Wednesday, June 10, 2009

sookie again

I've been reading Dresden, but I've been watching Sookie. Yeah. Carl and I finished the last episodes of the season yesterday, and I've been mulling over my thoughts about them. Mostly, I was entertained. The things that did not entertain me were things that were not in the books I read.

First, let me say, that I really enjoy the idea of doing a book justice by creating a season of television around it. It's more "permanent" than a miniseries. It gets into the details more than a movie can. THIS is the forum (format) Stephan King novels need when they are taken to video.

Having said that - and adding in a warning for spoilers to follow - what the books DON'T need is a lot of what Charlaine Harris' books got: cliches. I mean the woman went to a lot of talented, creative effort to create vampires that were not cliche, still, in the series, these vampires hold their tribunal in a junkyard. The vampires did not look like sophisticated, rich and powerful individuals, they looked like The Lost Boys, or Thunderdome... or trailer trash. In a scene that was not in the book at all!!! The character of Eric lost almost all of his power and attraction due to his treatment in the series. In the books, he holds power over Bill and over Sookie, but he also recognizes and values the usefulness of Sookie's telepathy. Values it enough to kill the vampire who attacks her himself. Still there is a tension between the two parties, that shifts interestingly as each asks favors of and does favors for the other.

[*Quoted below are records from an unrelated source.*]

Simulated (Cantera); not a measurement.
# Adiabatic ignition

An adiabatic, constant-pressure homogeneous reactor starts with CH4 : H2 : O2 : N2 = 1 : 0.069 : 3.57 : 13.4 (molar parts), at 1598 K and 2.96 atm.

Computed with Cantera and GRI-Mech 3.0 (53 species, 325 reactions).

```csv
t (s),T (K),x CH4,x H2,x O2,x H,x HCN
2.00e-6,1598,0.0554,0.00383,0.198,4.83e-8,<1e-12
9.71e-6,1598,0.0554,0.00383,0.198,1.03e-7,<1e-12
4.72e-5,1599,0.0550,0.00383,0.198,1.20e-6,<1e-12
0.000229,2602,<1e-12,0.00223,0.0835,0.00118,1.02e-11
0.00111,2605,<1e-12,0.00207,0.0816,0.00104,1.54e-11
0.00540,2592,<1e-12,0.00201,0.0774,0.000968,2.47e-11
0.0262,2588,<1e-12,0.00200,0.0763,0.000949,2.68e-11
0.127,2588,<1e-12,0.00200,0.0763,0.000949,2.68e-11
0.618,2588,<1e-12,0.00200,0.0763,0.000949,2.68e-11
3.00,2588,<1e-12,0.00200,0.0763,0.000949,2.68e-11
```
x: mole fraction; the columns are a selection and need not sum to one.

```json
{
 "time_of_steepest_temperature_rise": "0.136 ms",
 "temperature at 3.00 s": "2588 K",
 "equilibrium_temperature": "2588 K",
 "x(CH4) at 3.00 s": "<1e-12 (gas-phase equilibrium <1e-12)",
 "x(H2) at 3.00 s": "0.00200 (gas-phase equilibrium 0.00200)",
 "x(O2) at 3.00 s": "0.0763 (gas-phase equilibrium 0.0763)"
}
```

Another character the series treated poorly is Andy Bellefluer. Instead of being a supercillious snob and a decent cop, he's becomes the cliche red-neck bad cop. He isn't interested in finding the killer, just putting Jason in jail. In the books, he is someone Sookie may not like, but someone whom she can trust in his profession. Someone she is willing to help, and stand up for in the second book, instead of someone we really care very little about at all at this point, even though in the second book - and the second season which has been set up to follow that book - that sympathy is a big part of the motivation for solving a murder.

Over all, I must say this for the series, True Blood. The parts that kept to the book were good. That should testify to that talent of Harris, and the quality of her work. The parts that were added were the ones that disappointed me, that didn't live up to the quality of the rest. Those superfluous plot lines didn't add to the story as it was told in the books. They didn't add to the quality of the program as a whole. If the producers don't think one book is enough material for one season, then take a cue from British television, and do the one book and do it justice, then move on to the next... weave them together some, so that you can place the cliff hangers, etc. So you can forshadow coming events and tease the audience's attention. We enjoy that!

I can't say I'll be buying season 2 of True Blood, though. I think I'll follow Fran's lead in this, and enjoy the books instead.

1 comment:

Fran said...

From all I've heard, people either love the books or the series, but I haven't heard of many who love both.

None, actually.

And while I do love me some visual media, books are where it's at as far as I'm concerned.